Ivan Bukovski and Alexander Tokarev are contemporaries . Up to now they have known each other only through the internet. Before either of them found his own artistic language, they both made the long journey from the traditional academic arts to the alternative byways of non-conformity. Both were drawn to large-scale works . However, their positions are quite different.

Alexander Tokarev thinks that, although life is tragic, one need not say so outright.

That should stay somewhere deep inside the painting, while on the surface everything should look like one endless holiday. The latest polyptych of the artist named ”Crackpots” (Mishuginneh Kopf), consists of five paintings and is dedicated to people, but people not of this world, carried away by their insane ideas; the polyptych is dedicated to Genius. It is the world of childhood and music, of dreams that never came true…

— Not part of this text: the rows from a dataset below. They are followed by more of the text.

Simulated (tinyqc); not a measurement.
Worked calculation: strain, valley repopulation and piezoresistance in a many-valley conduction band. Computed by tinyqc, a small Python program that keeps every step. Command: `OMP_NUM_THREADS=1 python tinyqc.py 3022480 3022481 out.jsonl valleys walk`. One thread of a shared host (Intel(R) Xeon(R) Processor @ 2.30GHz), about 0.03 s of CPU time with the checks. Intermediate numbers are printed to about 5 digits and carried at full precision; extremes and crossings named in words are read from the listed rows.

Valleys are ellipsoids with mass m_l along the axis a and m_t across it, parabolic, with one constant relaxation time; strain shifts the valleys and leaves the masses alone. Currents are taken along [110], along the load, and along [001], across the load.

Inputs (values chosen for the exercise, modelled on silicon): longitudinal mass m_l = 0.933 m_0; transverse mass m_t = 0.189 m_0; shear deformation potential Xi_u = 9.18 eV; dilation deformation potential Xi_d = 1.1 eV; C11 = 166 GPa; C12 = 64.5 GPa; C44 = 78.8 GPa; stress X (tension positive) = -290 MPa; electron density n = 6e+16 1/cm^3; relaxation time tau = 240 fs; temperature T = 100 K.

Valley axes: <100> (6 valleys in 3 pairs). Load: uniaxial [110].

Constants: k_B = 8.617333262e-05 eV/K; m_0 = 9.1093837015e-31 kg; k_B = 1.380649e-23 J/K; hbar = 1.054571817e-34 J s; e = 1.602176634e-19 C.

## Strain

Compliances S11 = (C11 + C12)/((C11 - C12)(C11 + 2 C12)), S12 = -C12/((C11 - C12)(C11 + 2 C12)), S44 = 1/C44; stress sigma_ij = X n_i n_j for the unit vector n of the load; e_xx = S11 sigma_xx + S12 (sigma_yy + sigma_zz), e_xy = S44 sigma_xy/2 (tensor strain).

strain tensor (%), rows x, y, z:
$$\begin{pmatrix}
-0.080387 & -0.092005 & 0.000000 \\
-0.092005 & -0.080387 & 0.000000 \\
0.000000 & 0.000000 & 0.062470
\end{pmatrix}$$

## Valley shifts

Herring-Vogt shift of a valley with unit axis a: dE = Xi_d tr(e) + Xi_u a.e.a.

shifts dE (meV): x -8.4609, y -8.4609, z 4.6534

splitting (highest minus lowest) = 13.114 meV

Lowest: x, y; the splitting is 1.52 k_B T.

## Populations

Alexander: “In fact each and every one of us – no matter how much we try to hide it – remains a child even into old age, trying to overcome some complexes and traumas, continuing to play children's games. That is why I play in this theatre too – by creating it on my canvas. My theatre is a theatre of metaphors”.

The same goes for Ivan Bukovski. His art is metaphorical and also a theatre, but it is a theatre where mysteries are performed. There are many biblical characters in his art, and they experience all kinds of metamorphoses, and within those metamorphoses their images become unreal, and the contours of their bodies get blurred. Disharmony, dissociation and violence – this is how our world looks today. There is neither consolation nor hope for a happy end in his paintings. All the same, they are truthful, and one feels great power and force in them of an elemental sort.

And still one wants to believe there is hope. That the world around is not that lost…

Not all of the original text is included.